Because of generous love

“Consider, O human being, in what great excellence the Lord placed on you, for He created and formed you to the image of his beloved Son according to the body and to His likeness according to the spirit.” (Armstrong, 2000, p. 131).

This saying, chosen from the “Admonitions” of Francis, reveals some of the reasons for his reverent treatment of every person he met. The “iconic” character of the person, as image of the “beloved Son,” created as God’s likeness, is rooted in the Franciscan tradition from its very beginnings. Our humanity does not separate us from God, but connects us to God who chose to become human in Jesus because of generous love.

~ William J. Short OFM, “What is the Franciscan Imagination?,” Franciscan Connections: The Cord, March 2015

The more our outlook on the world changes

Contemplation in the Franciscan tradition can be a lot like the experience of conversion that takes place when we enter into a new relationship. When we enter into a new relationship, make a new friend, date a new partner, give birth to a new child, or form some other significant bond with another person, rarely are our lives changed in discrete, particular, and compartmentalized ways. Instead, something about us shifts. Something about the way we see the world is now informed by that relationship, and we can no longer go back to seeing things exactly the same way again. Maybe we are drawn to a new hobby or interest. Perhaps we look at art with a new eye or hear music with a new ear. Such is also the case with God. The more deeply we enter into relationship with the Creator, the more our outlook on the world changes.

What use are victories on the battlefield?

No one in the world can change Truth. What we can do and should do is to seek truth and to serve it when we have found it. The real conflict is inner conflict. Beyond armies of occupation and the catacombs of concentration camps, there are two irreconcilable enemies in the depth of every soul: good and evil, sin and love. And what use are victories on the battlefield if we ourselves are defeated in our innermost personal selves?

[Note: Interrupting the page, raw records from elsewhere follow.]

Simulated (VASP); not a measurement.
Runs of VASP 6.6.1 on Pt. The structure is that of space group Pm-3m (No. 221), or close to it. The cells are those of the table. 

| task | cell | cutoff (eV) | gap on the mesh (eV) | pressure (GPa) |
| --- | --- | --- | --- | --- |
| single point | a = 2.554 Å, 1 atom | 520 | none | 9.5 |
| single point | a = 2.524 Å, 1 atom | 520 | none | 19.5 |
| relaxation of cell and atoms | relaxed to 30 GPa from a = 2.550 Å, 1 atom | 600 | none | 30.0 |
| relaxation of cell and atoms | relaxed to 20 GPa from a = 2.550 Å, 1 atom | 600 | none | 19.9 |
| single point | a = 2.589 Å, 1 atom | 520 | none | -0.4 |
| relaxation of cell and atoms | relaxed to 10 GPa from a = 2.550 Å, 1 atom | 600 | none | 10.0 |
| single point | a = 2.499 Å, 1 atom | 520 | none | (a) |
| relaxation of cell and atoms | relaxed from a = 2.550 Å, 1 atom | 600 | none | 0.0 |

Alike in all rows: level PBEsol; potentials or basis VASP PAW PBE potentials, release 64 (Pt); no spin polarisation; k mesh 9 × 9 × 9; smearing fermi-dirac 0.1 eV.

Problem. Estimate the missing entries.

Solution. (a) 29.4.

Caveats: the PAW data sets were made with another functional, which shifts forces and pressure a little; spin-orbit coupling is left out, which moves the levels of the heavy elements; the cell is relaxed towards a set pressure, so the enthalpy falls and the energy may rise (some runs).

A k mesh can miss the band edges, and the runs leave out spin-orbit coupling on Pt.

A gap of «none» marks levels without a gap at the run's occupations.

~ Regis Armstrong, The Franciscan Tradition (Spirituality in History)

To follow his lead

With nothing else to claim as his own, Francis disciplined his spirit to be guided by the Spirit of Christ, the Son, in order to follow the heavenly Father’s will and to please him alone. Poverty freed him to live out his baptismal call just as it gifted him with a transparency that drew others—women as well as men—to follow his lead.

~ Regis Armstrong, The Franciscan Tradition (Spirituality in History)

What must be most revered and reverenced

The lives and writings of the Franciscan men and women in this volume demonstrate the adaptability of Francis’s vision across cultures and throughout history. Each entry underscores the poverty at the crystal center of Francis’s spirituality. If nothing material matters, then only the immaterial—the spirit living within each and every one of us—is what must be most revered and reverenced. Then and only then will the promise of Franciscan spirituality—universal brotherhood and peace—be recognized and received.

~ Regis Armstrong, The Franciscan Tradition (Spirituality in History)

It is this that liberates him

The “most high, all-powerful, Lord” is above all “good”: this is what Francis never tires of reiterating. It is this that liberates him from the petty moments of life, enabling him to rise above human frailty and to trust in God alone.

~Regis Armstrong, The Franciscan Tradition (Spirituality in History)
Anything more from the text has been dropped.